I've been playing around with stdexec and had a thought about sync_wait and async_scope that I wanted to run by the community. I might be missing something obvious here, so please let me know if this doesn't make sense!

I noticed that when using sync_wait with inline_scheduler, we still use mutexes and condition variables internally, even though we know the work will run on the calling thread. Same thing seems to happen with async_scope when all tasks run on a single thread.

I was wondering:

  1. Is there a way (or maybe there already is?) to optimize away this synchronization overhead when we know at compile-time that everything will run on the same thread?
  2. Does the sender type system provide enough information to detect these cases?

Quick example of what made me think about this (godbolt):

#include <stdexec/execution.hpp>
#include <exec/inline_scheduler.hpp>

int main(int argc, char* argv[]) {
  auto sdr = stdexec::schedule(exec::inline_scheduler{})
    | stdexec::then([argc] { return argc; })
    | stdexec::then([](auto n) { return 2 * n; });
    
  auto [res] = stdexec::sync_wait(std::move(sdr)).value();

  return res;
}

I expected the generated assembly to be equivalent, or extremely close, to simply writing:

int main(int argc, char* argv[]) {
    auto then_f = [](auto n) { return 2 * n; };
    auto [res] = std::optional{std::tuple{std::move(then_f)(argc)}}.value();
    return res;
}

However, the generated code uses mutexes and condition variables.

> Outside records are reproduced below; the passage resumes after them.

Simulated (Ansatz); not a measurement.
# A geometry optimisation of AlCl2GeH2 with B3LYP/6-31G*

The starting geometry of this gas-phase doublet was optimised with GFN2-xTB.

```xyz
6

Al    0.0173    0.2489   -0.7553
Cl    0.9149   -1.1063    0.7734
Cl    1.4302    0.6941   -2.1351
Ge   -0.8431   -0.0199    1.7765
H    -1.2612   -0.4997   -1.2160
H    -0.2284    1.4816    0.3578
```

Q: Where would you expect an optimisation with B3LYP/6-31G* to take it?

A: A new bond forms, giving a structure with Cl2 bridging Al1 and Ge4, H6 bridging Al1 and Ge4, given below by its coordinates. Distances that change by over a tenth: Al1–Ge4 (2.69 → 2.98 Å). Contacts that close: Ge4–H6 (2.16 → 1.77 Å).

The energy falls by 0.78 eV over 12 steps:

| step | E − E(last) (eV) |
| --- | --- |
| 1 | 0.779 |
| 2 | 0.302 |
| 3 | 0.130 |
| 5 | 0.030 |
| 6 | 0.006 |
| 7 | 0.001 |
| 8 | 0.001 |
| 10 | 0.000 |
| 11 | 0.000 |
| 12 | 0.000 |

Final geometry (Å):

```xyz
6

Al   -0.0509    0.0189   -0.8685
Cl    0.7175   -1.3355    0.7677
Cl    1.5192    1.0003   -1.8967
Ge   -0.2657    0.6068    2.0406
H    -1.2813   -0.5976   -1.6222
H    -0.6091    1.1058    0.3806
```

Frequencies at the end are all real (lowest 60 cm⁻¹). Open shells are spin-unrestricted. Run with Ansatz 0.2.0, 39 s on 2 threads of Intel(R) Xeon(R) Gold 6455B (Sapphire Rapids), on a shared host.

I was thinking: could sync_wait potentially use type traits from the active scheduler to determine if it needs to be thread-safe? That way, it could avoid mutexes and condition variables in single-threaded cases.

The same could apply to async_scopes that run in single-threaded environments.

If my understanding of sync_wait and inline_scheduler is incorrect, please let me know!
Otherwise, it would be interesting to know whether such overhead is avoidable in single-threaded cases or if it's inherently tied to the design.

Thanks for any insights!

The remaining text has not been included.